During the call, Lefkofsky drew attention to the rapid growth of the business, highlighting several key metrics, including gross billings, which represents the amount of goods and services sold through Groupon's platform.

In North America, gross billings increased at the fastest rate we've seen in over a year, growing 20% ... driven by double-digit increases in ... local, goods and getaways. North America revenue increased 24% to $551 million and segment operating income reached its highest level in over a year, coming in at $31 million ...

Groupon continues to try to build a local platform
For more than a year, Groupon has been attempting to shift its business model, transitioning from a daily deals giant to a sort of local commerce marketplace. Lefkofsky reiterated Groupon's commitment to that vision during the call, pointing out its large (and growing) base of both customers and users.

We set out to build the first real-time local commerce marketplace, connecting nearly 1 million merchants -- who would have done business with us -- to our community [of customers] which has grown pretty dramatically. We now have 260 million subs. 110 million people download our app. 54 million customers, [and] 160 million visitors.

Shifting away from email blasts
Groupon's business was built on email blasts -- each day, Groupon would send an email out to its list of interested buyers, advertising a relevant daily deal in their particular area. But there are limits to that approach, and Groupon has been working to lessen its dependence. Rather than rely on email alone, Groupon is trying to draw new customers in from search engines. During the call, Lefkofsky noted his company's progress.

We also made good progress operationally in ... reducing our reliance on email which used to account for the vast majority of our business ... it is now down to about 20%. Increasing our search business, [it was] 19% a year ago, 26% in the fourth quarter ... when you add in SEO, it now represents about a third of our business which is a sign that our marketplace is really starting to take hold.

The Pages initiative is working
To fuel that search engine initiative, Groupon launched "Pages" last year. Roughly similar to Yelp's individual business profiles, Groupon's Pages serve as information hubs for its merchant partners, allowing customers to leave reviews and request deals. The Pages initiative is less than a year old, but Lefkofsky noted that the company is already making great progress.

We've now released about 800,000 pages to be indexed on Google. That's up from 500,000 a quarter ago. We have about 800,000 people that have now [requested] a deal or [followed] a merchant. That's doubled in the past quarter from 400,000. We've collected nearly an additional 5 million tips and reviews and ratings. We were at 20 million. We're now at nearly 25 million ... we've got millions of visitors coming to these pages ... they are absolutely performing as we would have hoped.

The article 5 Things Groupon Inc.'s Management Wants You to Know originally appeared on Fool.com.

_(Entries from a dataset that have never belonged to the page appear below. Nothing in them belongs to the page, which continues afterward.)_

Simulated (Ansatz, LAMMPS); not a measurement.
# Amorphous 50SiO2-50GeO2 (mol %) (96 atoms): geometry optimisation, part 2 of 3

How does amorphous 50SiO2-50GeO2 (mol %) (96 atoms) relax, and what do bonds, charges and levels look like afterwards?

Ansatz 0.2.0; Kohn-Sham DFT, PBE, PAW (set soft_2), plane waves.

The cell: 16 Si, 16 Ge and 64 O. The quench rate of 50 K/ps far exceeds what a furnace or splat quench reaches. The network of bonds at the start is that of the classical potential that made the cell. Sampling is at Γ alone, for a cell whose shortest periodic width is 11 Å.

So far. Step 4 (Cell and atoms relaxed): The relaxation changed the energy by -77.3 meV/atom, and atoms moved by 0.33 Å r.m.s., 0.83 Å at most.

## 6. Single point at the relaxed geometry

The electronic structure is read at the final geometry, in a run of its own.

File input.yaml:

Sam Mattera has no position in any stocks mentioned. The Motley Fool recommends Google (A shares), Google (C shares), and Yelp. The Motley Fool owns shares of Google (A shares) and Google (C shares). Try any of our Foolish newsletter services free for 30 days. We Fools may not all hold the same opinions, but we all believe that considering a diverse range of insights makes us better investors. The Motley Fool has a disclosure policy.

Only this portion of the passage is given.